At the dinner, held in tribute to Sir Stanley Matthews on his 80th birthday, the Labour leader will warn that the game is in danger of being "tainted by greed".

Mr Blair, shocked at the £7m paid by Manchester United to Newcastle for the striker Andy Cole, his son Nicky's football idol, will question how any player can be worth so much. Sir Stanley, the greatest name in the game, commanded only £2,500 in 1961, MrBlair will point out.

His speech will tell the clubs they cannot take fans for granted, saying: "People might begin to think there is a link between the higher prices they pay for seats and the multi-million- pound transfers and wages which Sir Stanley could only dream of."

Lamenting that money has become a dominant motivation in the game, he will continue: "Football remains the people's sport, but for many people it is becoming too costly." Tickets, travel and souvenirs have made it a very pricey pastime.

Mr Blair insists: "There is a market, certainly, but there is a community too. Football clubs are part of it."

He is particularly critical of the high cost of football strips marketed by the clubs. "There is a fine line between marketing and exploitation. Fashion cannot justify the constant change of strips which parents are then pressurised to buy."

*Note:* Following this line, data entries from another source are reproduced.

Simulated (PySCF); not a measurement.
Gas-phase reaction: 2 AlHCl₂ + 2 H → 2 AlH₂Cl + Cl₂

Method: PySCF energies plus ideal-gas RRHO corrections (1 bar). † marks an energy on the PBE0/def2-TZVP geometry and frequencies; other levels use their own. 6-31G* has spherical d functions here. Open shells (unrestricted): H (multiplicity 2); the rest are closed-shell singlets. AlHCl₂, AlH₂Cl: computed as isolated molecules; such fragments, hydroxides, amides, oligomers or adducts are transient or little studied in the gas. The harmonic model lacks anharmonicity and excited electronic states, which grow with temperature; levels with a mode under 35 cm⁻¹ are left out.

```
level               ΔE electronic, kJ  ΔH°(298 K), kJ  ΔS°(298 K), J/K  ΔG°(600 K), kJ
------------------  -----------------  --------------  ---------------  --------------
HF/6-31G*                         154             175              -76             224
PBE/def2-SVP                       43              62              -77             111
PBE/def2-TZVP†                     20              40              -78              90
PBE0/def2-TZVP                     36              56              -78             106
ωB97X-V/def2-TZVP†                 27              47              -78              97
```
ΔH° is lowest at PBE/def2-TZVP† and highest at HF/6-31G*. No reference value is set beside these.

The Labour leader, once a Newcastle fan, prefers to play tennis in private - though he has been tempted by photographers into kicking a ball around the garden of his Islington home. He is unhappy about the boosting of individual players at the expense ofteam values, and the rampant commercialisation that leaves some clubs bigger and richer while others go to the wall.

"We have to reflect on whether the sport has become tainted," he will tell the tribute dinner. "I am not saying it has. I merely observe the extent to which the game has changed, the extent to which money is so often its motivation."